Why doesn't your collar idea run into the same issue

Global choice so no compatibility problems?

(I agree that this is an issue)

OK, yeah, I think it's because of this global choice thing.

Your collar idea is fine

One is then reduced to showing that collar neighborhoods are unique up to isotopy, though I think all you actually need is that their germs are unique up to isotopy, which I believe is very straightforward and analagous to what you did for discs

Thorgott

00:40

Taking union of two collars give me an open subset homeomorphic to $\partial M\times(-1,1)$. This, together with the embedded copies of the interiors of $M,N$ gives an open cover of $M\cup_fN$ by three open subsets that carry compatible smooth structures by transport, hence they give a smooth structure on $M\cup_fN$

Mike Miller

Yeah

Definitely not the language I would use but it's surely the same and the atlas junk is just unpleasant to talk about

Thorgott

it's a global choice of straightening out the boundary, so to say

Mike Miller

yeah

Thorgott

This explains why Lee does the explicit atlas construction in his topological manifolds book, but uses collars in the smooth manifolds book

I thought the atlas would still work and he was just lazy the second time around, but there actually is a substantial difference

Mike Miller

My collar isotopy argument: Fix a "standard collar". Take any other collar, shrink it into this standard collar, isotope it so that it is linear with a derivative argument. Then observe that the space your derivatives take values in is contractible

(I'd like to say "the derivatives are all diagonal block matrices which are all-1s except the last entry, which is positive", so that the derivatives live in the space R_{>0}, but that's not quite right; the matrix need not be diagonal; the argument is still fixable)

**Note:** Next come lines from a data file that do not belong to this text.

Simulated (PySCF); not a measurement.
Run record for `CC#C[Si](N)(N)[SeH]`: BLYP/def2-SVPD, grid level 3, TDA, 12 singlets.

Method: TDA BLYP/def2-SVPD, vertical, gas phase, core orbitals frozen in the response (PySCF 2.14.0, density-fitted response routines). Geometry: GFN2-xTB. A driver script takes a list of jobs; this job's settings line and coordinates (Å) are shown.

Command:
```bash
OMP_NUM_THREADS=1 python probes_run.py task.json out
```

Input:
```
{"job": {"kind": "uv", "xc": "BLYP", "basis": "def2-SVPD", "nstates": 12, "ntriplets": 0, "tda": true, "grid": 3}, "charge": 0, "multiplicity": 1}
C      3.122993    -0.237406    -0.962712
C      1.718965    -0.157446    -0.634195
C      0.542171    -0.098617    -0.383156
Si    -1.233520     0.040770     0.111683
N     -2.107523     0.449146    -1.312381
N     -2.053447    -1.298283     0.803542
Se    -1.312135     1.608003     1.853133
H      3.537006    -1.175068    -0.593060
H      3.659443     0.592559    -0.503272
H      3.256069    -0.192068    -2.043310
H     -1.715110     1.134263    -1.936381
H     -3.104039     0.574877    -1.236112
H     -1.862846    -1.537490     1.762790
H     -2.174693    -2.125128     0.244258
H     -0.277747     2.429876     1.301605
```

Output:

Then use that to isotope to your standard collar

Thorgott

00:45

what's a "linear collar" in this context?

it's not like it lies in one chart

Mike Miller

Dunno, whatever the proof forces it to be

What is written above might actually isotope the collar to be fiber-preserving

your standard collar is M x [0,1) so the fiber factor is a line and then linearity makes sense

robjohn

@TedShifrin either would be an interesting statistic

@OneColdRuben $d(x,x)=0$, $d(x,y)=1$ when $x\ne y$

Thorgott

yeah ok, I buy that doing this fiberwise works

sweeping uniformity issues under the rug, but it ought to work

Mike Miller

Yeah I get more paranoid if something is noncompact.

Ted Shifrin

01:00

@robjohn i think I skew the mean age in chat up about 4-5 years on a typical day. ;)

robjohn

Combined, we do more than that

leslie townes

01:30

then i show up and lower the mean with my extreme youth

Karim Mansour

02:19

Hi

leslie townes

howdy

Karim Mansour

I haven't studied deformation theory yet but does anyone know if you start with smooth projective variety. In particular it is a manifold. What if you vary the almost complex structure associated with S. Do you get a family of smooth projective varieties ?

I think you might actually leave the projective category if you do that

anyway I know next to nothing about this but yeah worth to know if anyone is willing to discuss.

leslie townes

i don't even know what a projective variety is. i mean, i could guess, but i missed that by a mile in my own study.

Karim Mansour

@leslietownes oh np. Consider first is $\mathbb{P}^n = (\mathbb{C}^{n + 1} - \{0\}) / \sim$.

After that consider homogeneous polynomials whose zero lie in $\mathbb{P}^n$ and those define projective varieties.

Hi, @TedShifrin

Mike Miller

02:54

There's no reason to even believe that the deformed ACS is even a complex structure. But even if you're deforming among integrable complex structures the resulting complex manifolds need not be projective.

Look into the moduli of complex structures on complex tori and on K3 surfaces.

Karim Mansour

I should say subject to integrable condition. But yeah you escape projective category.

Do you suggest a book about this ? I want a deformation say that is not algebraic that capture a lot of properties in families and doesn't escape projective.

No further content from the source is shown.